Metric creation slowed down by unreachable collector with gRPC

fracasula commented 1 year ago

Description

I noticed that the creation of instruments while the agent/collector is down can easily take more than 10 seconds each. I'm testing this by passing an invalid host (e.g. unreachable:4317) to my application and I see these calls taking more than 10 seconds each:

switch any(m).(type) {
case map[string]instrument.Int64Counter:
    value, err = meter.Int64Counter(name, castOptions[instrument.Int64Option](opts...)...)
case map[string]instrument.Int64Histogram:
    value, err = meter.Int64Histogram(name, castOptions[instrument.Int64Option](opts...)...)
case map[string]instrument.Float64Histogram:
    value, err = meter.Float64Histogram(name, castOptions[instrument.Float64Option](opts...)...)
default:
    panic(fmt.Errorf("unknown instrument type %T", instr))
}

That is a small switch that I have in my own instruments factory that works as an adapter to your library.

To me it looks like these operations all hold a mutex (i.e. e.clientMu):

I think Aggregation and Temporality are called when an instrument is created but the same mutex is kept locked for the entire duration of Export as well, so maybe that is where the problem lies. I would expect Export to hold a lock just to create a copy of the data that it needs to send, then unlock then asynchronously take its time to send the data over the gRPC connection. Buffered channels can be used to and metrics can be discarded once the buffer is full.

Environment

OS: Kubernetes
Architecture: [x86]
Go Version: [1.20]
opentelemetry-go version: [v1.14.0/v0.37.0/v0.0.4]

Steps To Reproduce

You don't even need a collector. Just create many go routines spawning instruments (also the same instrument over and over since it should be cached in memory) and pass something like "unreachable:4317" as the gRPC endpoint.

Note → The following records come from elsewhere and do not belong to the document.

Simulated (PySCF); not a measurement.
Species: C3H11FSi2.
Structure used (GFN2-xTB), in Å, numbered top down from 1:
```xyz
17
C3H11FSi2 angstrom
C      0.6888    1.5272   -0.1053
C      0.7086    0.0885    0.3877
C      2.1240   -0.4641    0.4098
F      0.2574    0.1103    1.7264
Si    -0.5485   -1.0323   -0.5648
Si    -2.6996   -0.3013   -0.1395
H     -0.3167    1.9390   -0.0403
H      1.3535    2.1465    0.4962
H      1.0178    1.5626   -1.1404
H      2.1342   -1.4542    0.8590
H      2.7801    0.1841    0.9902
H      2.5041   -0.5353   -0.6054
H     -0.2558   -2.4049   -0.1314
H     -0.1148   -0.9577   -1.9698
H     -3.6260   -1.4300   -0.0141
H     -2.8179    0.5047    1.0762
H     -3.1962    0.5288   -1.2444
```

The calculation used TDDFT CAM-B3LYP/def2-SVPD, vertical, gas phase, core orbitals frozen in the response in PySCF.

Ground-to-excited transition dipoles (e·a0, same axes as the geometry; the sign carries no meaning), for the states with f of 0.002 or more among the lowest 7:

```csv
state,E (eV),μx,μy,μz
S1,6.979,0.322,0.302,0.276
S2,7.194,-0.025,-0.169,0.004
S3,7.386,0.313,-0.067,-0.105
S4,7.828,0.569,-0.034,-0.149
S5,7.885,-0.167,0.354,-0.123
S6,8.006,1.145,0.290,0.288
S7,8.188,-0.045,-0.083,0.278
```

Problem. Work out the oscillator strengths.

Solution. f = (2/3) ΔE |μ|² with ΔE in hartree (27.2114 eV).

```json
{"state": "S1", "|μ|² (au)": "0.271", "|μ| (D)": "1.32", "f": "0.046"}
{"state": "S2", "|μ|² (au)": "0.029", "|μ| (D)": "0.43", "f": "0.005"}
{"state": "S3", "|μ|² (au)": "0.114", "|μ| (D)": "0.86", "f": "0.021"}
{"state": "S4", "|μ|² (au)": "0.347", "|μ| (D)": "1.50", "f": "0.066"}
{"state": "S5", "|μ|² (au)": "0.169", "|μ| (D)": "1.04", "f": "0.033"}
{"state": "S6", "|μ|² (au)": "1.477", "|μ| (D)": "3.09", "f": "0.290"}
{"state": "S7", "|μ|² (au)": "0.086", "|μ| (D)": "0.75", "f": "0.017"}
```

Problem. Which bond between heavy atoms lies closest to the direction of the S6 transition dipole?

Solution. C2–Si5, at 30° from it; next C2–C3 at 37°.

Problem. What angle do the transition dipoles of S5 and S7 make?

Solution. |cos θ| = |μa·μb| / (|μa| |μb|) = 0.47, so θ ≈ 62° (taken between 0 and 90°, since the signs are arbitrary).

This is my default retry config:

var DefaultRetryConfig = RetryConfig{
    Enabled:         true,
    InitialInterval: 5 * time.Second,
    MaxInterval:     30 * time.Second,
    MaxElapsedTime:  time.Minute,
}

And this is how I initialize the meter provider:

meterProviderOptions := []otlpmetricgrpc.Option{
    otlpmetricgrpc.WithEndpoint(c.metricsEndpoint),
    otlpmetricgrpc.WithRetry(otlpmetricgrpc.RetryConfig{
        Enabled:         c.retryConfig.Enabled,
        InitialInterval: c.retryConfig.InitialInterval,
        MaxInterval:     c.retryConfig.MaxInterval,
        MaxElapsedTime:  c.retryConfig.MaxElapsedTime,
    }),
}
if c.withInsecure {
    meterProviderOptions = append(meterProviderOptions, otlpmetricgrpc.WithInsecure())
}
if len(c.meterProviderConfig.otlpMetricGRPCOptions) > 0 {
    meterProviderOptions = append(meterProviderOptions, c.meterProviderConfig.otlpMetricGRPCOptions...)
}
exp, err := otlpmetricgrpc.New(ctx, meterProviderOptions...)
if err != nil {
    return nil, nil, fmt.Errorf("failed to create metric exporter: %w", err)
}

m.mp = sdkmetric.NewMeterProvider(
    sdkmetric.WithResource(res),
    sdkmetric.WithReader(sdkmetric.NewPeriodicReader(
        exp,
        sdkmetric.WithInterval(c.meterProviderConfig.exportsInterval),
    )),
    sdkmetric.WithView(c.meterProviderConfig.views...),
)

if c.meterProviderConfig.global {
    global.SetMeterProvider(m.mp)
}

Expected behavior

I would expect the creation of instruments not to take more than a few milliseconds at most.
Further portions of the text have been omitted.